Event — Indian Ocean Lecture Series

POSTPONED The age of revolutions from the Southwest Indian Ocean

Postponed until further notice in connection with the Corona measures.

 

This lecture arises out of my forthcoming book Waves Across the South: A New History of Revolution and Empire. This extract from the book will focus on Mauritius as it moved from French to British rule and as it served as a magnet in the age of revolutions.

Lunch Lecture by Sujit Sivasundaram from the University of Cambridge, U.K.

Organised by the Leiden Centre for Indian Ocean Studies (IIAS; KITLV; Leiden University).

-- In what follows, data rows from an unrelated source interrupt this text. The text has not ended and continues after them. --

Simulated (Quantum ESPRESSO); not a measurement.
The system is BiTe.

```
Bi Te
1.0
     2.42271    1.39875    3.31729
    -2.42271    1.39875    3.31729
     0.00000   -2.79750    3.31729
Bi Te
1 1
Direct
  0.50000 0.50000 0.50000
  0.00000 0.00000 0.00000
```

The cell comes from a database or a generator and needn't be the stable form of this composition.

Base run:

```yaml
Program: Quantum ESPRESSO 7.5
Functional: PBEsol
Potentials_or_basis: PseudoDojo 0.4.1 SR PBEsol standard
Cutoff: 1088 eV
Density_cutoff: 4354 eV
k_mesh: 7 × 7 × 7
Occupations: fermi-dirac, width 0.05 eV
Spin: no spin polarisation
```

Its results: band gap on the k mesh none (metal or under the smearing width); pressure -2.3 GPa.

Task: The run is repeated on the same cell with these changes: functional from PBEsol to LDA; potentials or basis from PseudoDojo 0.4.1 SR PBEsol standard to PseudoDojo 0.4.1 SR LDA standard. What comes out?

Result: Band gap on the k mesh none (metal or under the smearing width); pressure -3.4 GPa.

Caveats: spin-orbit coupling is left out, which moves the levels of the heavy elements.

This lecture arises out of my forthcoming book Waves Across the South: A New History of Revolution and Empire. This book relocates and repopulates the long-standing historical label of the ‘age of revolutions’, by moving to the Indian and Pacific Oceans. In doing this it charts a lineage of rights, state-making, selfhood and knowledge-making from the global South for this period thus decentring the Euro-Atlantic’s age of revolutions. It also analyses the ascendance of the British empire as a counter-revolt. The book foregrounds specific ‘small seas’ and one of these is the southwest Indian Ocean, encompassing the Cape Colony, Mauritius, Madagascar and the region’s connections with South Asia. This lecture will focus on Mauritius as it moved from French to British rule and as it served as a magnet in the age of revolutions, as news of the French Revolution saw the setting up of republican assemblies and as Mauritius took up a place in the diplomatic politics of the era. A particular focus here is an embassy from Tipu Sultan of Mysore. Mauritius then fell to the British in 1810, though this too was not a watershed nor was it an isolated event in the rise of a British empire across the Indian Ocean. Bids for the colony to be set free from Britain continued into the 1840s. By tracking Mauritius like this, set in a wider oceanic landscape, the aim is to illustrate the potential of working with particular and often forgotten sites set in an Indian ocean landscape which itself was in flux between different modes of politics and imperialism.

Sujit Sivasundaram is Professor of World History at the University of Cambridge; Fellow, Gonville and Caius College, Cambridge and Director of the University of Cambridge's Centre of South Asian Studies. His previous books include Islanded: Britain, Sri Lanka and the Bounds of an Indian Ocean Colony (2013) and Nature and the Godly Empire: Science and Evangelical Mission in the Pacific, 1795-1850 (2005). In 2012 he won a Philip Leverhulme Prize for History awarded in the UK for distinguished contributions to research by early-career scholars. He works on the late-eighteenth and early-nineteenth-century histories of the Indian and Pacific oceans, looking in particular at the intersections of knowledge, culture, indigeneity and empire. His work has intervened in debates on the future of the history of science in a global context. He has also contributed to the historiography of race, environment and oceanic history.